# Bar Model Method for Speed Problems – A ratio Approach

##### Ho Soo Thong & Ho Shuyuan

Copyright © AceMath, Singapore.

First Edition ,Nov 2014, First Revised Edition, July 2016

**Abstract**

This article illustrates the use of Bar Model Method to visualise and relate the simple algebraic relation in speed problems for effective ratio approach.

## Simple Speed Problems

In our earlier work, the term *simple journey* of A means a journey in which A travels at the same speed throughout when A is moving. The term *travelling time of A* means the time taken by A only when A is moving (See [1] and [2]). We will solve problems involving two simple journeys, applying the algebraic relation

**distance = speed × time**

There are many challenging simple journey speed problems at Primary level and at Primary Olympiad level. An example is the well known puzzle *“The fly and the bicycle problem”* by Martin Gardner (1914 – 2010).

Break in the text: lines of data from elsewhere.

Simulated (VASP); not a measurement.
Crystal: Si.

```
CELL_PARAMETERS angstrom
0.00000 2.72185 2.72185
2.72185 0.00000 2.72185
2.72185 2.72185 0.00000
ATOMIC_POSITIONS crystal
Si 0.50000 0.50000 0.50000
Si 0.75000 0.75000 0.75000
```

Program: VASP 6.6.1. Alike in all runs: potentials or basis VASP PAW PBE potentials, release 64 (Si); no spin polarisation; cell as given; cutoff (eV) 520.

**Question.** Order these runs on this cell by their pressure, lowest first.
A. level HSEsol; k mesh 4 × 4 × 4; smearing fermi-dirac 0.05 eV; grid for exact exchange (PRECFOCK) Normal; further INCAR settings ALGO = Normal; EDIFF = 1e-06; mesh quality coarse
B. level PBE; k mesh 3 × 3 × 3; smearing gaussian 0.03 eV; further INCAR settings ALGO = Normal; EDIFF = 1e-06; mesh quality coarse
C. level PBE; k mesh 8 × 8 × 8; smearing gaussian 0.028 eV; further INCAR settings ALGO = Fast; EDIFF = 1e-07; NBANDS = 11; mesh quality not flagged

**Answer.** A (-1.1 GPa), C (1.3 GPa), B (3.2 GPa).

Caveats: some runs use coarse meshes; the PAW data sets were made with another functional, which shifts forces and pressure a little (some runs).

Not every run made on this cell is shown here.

**“The fly and the bicycle problem”**

In Example 1, we begin with a variant of this problem.

## Simple Journeys with Same Travelling Time

### Example 1

Two cyclists A and B, 30 km apart, moving towards each other at a speed of 10 km/h and 20 km/h respectively. A fly flies between the handles of the bicycles at a speed of 15 km/h until they meet.

What is the total distance travelled by the fly?

*Solution*

A ratio approach to the problem is shown below.

Noting that they started at the same time and ended together, they have the same travelling time. So the speed ratio and the distance ratio for each pair are the same and so the distance travelled by the fly is 15 km as shown in Figure 1.

The above example illustrates a general result shown in Figure 2.

Figure 2 shows two simple journeys with same travelling time and

*speed ratio = distance ratio*

Next, we will proceed with an another ratio feature.

## Simple Journeys with Same Speed.

Figure 3 shows two simple journeys in two consecutive distances and the two corresponding consecutive travelling times. Then

*time ratio = distance ratio*

The next example will see the feature in application.

### Example 2

At 08 30, Steve started to walk from home to school at a certain speed throughout.

At 09 45, his brother Tom left home for the same school at a certain speed throughout on a bicycle and he reached school at 10.45.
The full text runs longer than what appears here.